And paragraph ‘ ‘ sixth ’ ’ of said will, provided, as follows: sixth: All the rest, residue and remainder of my property and estate of every description, real and personal and wherever situated, which I may be seized or possessed of or to which I may be entitled at the time of my decease, I give to my daughter Virginia w. blanohard and to my granddaughter nina ward, in equal shares. In the event of the decease of my said daughter in my lifetime, then I give the whole of said rest, residue and remainder to my said granddaughter nina. In the event of the death of my said granddaughter in my lifetime, then the share of said rest, residue and remainder of my estate, which would have gone to my said granddaughter had she survived me, I give to the issue of my said granddaughter living at the time of my decease, in equal shares.”

It also appears that Henry Livingston Center, the testatrix’ aforesaid grandson died in 1918. In April of 1924, the aforementioned Edward Livingston Center presented a petition to the Supreme Court of this county wherein he stated, among other things, that the said home at Rye, N. Y., was the only realty in Westchester County of which the testatrix had died seized; that his father, who was the first life tenant of said home, had died in 1918; that upon the death of his father, the petitioner “ came into possession of the above described premises as life tenant and has been receiving the net rents and profits since that date ” (i.e. the date of his father’s death); and that since the subject premises were in need of repairs and since there had been a gradual decrease in the net return therefrom, the best interests of the life tenant and of the remaindermen and all persons interested in said premises required that a sale of said property be made and approved. On May 14, 1924, an order approving the sale of said premises was made and entered; the premises were sold; and in said order the net proceeds were directed to be paid to the petitioner bank, as trustee. Further, in and by said order, the said trustee was authorized to invest the net proceeds of sale and to pay the net income to Edward Livingston Center for life and upon his death, the trustee was directed to pay over and distribute the principal to and among the remaindermen or other persons that may then be entitled thereto in accordance with the order of the Court upon an accounting.”

*1066Edward Livingston Center died, a resident of New York County, on or about January 29, 1957 and the trustee has made and filed its final account herein. Upon this final accounting, the trustee suggests that the principal of the trust should pass and be paid to the residuary legatees (or their respective distributees) named in paragraph “ sixth ” of the will of the aforementioned testatrix. The executrix of the estate of Edward Livingston Center contends that by the terms of the above paragraph “ third ” of the will of Elizabeth Mary Ludlow, the latter intended to vest Edward Livingston Center with the fee absolute in and to the aforesaid home at Bye, and that the principal remaining in the trust should be paid to said executrix to the end that she may dispose of the same in accordance with the terms of the will of said Edward Livingston Center.

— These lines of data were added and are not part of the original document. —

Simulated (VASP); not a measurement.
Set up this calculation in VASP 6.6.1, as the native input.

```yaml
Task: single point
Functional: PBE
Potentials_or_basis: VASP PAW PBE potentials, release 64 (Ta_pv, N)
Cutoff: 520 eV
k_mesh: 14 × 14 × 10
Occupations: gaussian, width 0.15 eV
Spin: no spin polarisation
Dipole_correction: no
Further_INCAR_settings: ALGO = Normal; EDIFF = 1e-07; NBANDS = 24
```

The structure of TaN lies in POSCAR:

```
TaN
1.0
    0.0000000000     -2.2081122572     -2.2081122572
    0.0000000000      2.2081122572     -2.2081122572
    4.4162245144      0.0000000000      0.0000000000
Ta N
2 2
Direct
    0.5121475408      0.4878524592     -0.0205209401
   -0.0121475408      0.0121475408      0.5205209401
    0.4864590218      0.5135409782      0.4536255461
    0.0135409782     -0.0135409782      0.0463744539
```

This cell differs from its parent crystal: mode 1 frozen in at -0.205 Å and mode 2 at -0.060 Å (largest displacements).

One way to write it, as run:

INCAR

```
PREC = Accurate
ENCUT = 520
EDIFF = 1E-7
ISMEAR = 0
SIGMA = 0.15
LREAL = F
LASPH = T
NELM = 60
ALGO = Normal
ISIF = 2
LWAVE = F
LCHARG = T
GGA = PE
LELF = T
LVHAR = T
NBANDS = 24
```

In this court’s opinion the aforesaid suggestion by the trustee and the aforesaid contention by the executrix of the estate of Edward Livingston Center may not be sustained. It seems to be well established that the intention of a testator is to be ascertained by what was apparently or presumably in his contemplation at the time he made his will; that the testator’s intent should be resolved by an analysis of the words employed in his will when read in the light of the pertinent surrounding circumstances existing at the date of the will; and that once the intention of the testator has been ascertained, it should be obeyed. (Matter of Hoffman, 201 N. Y. 247; Matter of McCafferty, 142 Misc. 371, affd. 236 App. Div. 678, and Keteltas v. Keteltas, 72 N. Y. 312.) With these principles in mind and upon a careful consideration of the above-mentioned surrounding circumstances existing at the time Elizabeth Mary Ludlow made her aforesaid will, as well as the provisions of the same, this court is of the view:

(a) That said testatrix intended to dispose of her home located at Bye, N. Y., solely by the terms and provisions of paragraph “ third ” of her said will;

(b) That by said paragraph ‘ ‘ third ’ ’ she intended to give a first life estate in and to said realty to her said grandson, a second life estate to the oldest child of her said grandson who survived said grandson, and that upon the death of said oldest child, the fee of or remainder in and to said realty should vest in the issue of said oldest child but if said oldest child should leave no issue surviving, the said fee or remainder should vest in the issue of her granddaughter, Nina Ward;

(c) That the limiting phrase “ for and during the term of his or her natural life” (appearing in said par. “third”) was *1067intended to and does apply to the second life tenant whether such tenant be the aforesaid Edward Livingston Center, who did survive his father, or whether such tenant be the next oldest surviving child (of Henry Livingston Center) who would have been the second life tenant if Edward Livingston Center had not survived his father, the first life tenant; and

(d) That the other phrase “ and after his or her death, to his or her lawful issue in case he or she shall leave any him or her surviving * * * absolutely and forever ” (also appearing in said par. “third”) was intended to and does apply to such oldest surviving child (of Henry Livingston Center) who might prove to be the second life tenant under the contingencies mentioned in item “ (c) ” above.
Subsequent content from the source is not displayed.